British universities once enjoyed an enviable reputation. Then the political class introduced fees, and in came corporate fixers, accountants, branding experts, those who salivate before the market. Hardnosed managers cut posts and salaries: why not put those bumbling professors on zero-hour contracts and get them to do a vast amount of unpaid work?
Now in 2035 at the University of Bliss in the south of England, the dead hand of bureaucracy smothers all intellectual endeavour. An unashamedly corporate ideology holds sway, thinly veiled by ubiquitous rainbow washing and tokenistic gestures towards moral and spiritual values, the environment, and mental wellbeing. Cue for poets Tristan Black and Harry Blink and charming if duplicitous post-structuralist Humph Lacan to fight back. But is it too late to save the university?
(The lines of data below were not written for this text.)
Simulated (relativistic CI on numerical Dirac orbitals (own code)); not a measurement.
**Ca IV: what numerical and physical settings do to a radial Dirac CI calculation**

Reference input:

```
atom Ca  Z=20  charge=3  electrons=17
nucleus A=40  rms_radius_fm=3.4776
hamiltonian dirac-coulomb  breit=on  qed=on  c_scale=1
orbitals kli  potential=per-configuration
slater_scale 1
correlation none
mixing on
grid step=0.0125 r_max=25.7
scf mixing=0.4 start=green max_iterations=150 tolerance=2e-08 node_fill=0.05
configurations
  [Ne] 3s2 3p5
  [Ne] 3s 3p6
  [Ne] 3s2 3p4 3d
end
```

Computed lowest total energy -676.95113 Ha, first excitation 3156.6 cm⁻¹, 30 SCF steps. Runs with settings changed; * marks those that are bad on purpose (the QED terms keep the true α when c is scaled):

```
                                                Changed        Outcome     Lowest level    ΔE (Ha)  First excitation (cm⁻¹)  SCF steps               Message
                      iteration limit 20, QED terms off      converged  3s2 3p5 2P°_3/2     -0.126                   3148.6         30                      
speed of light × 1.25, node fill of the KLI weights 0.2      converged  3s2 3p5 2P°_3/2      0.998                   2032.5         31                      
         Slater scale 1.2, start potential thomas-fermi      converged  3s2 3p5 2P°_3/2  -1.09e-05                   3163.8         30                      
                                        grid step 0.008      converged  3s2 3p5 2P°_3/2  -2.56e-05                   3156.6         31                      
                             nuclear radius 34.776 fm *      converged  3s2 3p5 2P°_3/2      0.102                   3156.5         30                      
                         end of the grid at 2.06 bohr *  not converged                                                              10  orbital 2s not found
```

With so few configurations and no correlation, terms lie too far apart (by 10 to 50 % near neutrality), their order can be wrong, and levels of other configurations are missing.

The University of Bliss is a spoof, a satire, a cri de coeur—Evelyn Waugh on acid. And of course, any similarity to actual persons, living, dead, or merely soulless, is purely coincidental.
Notices
“Julian Stannard lampoons the pompous managerialism of university life with wry wit and mischievous topspin. This is a knockout satire of a dystopian present, and an inmate’s revenge, a last laugh.”
—Rónán Hession, author of Ghost Mountain
“The University of Bliss is stunningly funny. Its witty, acerbic humour places it in a class well beyond the campus novels of the twentieth century. This is no revisitation of the 1960s; it is a revitalization in the terms of 2035, where gender non binary education is branded for sale to the socially disadvantaged. The familiar university hierarchy, vice-chancellor, dean, professor, is all there, but this is supplemented by a brilliant cast of consumer grotesques worthy of Charles Dickens each one of whom is struggling to make money out of their paying customers—the students. The characterisation is sharply observed and convincingly recorded; the narrative is mordant in such a way that image and idea tumble together in a vortex of comic misassociation. University life is infused with the ideas and dogmas of commercial speculation. A few brave souls rebel but are sent for rehabilitation. The brilliant and energetic surface of the novel floats bouyantly on the progressive depletion of academic integrity. The darkness is there but it never extinguishes the human vitality and the comic exuberance of this novel.”
—Roma Tearne, author of TRACe: The Museum of Memory
“Fearless, feisty and laugh-out-loud funny, The University of Bliss conjures a dystopia that may be with us sooner than we think. This is a must-read for anyone who’s ever studied or worked at a university, or is even thinking about it. In two words: hilariously brilliant.”
—J.W. Wood, author of Captcha This!
“The University of Bliss decries the shambolic, slapstick shitshow that is higher education with ludicrous delight. Stannard writes with a delicious cynicism that is as poetic as it is unapologetic, offering an inside glance at a system wrenched from the realm of public good by free enterprise, which preys on diversity, gorges on free thinking and wraps a bureaucratic straight jacket around its academics, who are squeezed until barely alive.”
—Harry Gallon, Every Fox is a Rabid Fox
“[Stannard delivers] a devastating evisceration … The University of Bliss belies its title. This is a work of high satire and Stannard vents his frustration with more than a touch of Swiftian saeva indignatio. His ridicule is extreme and addictively readable.”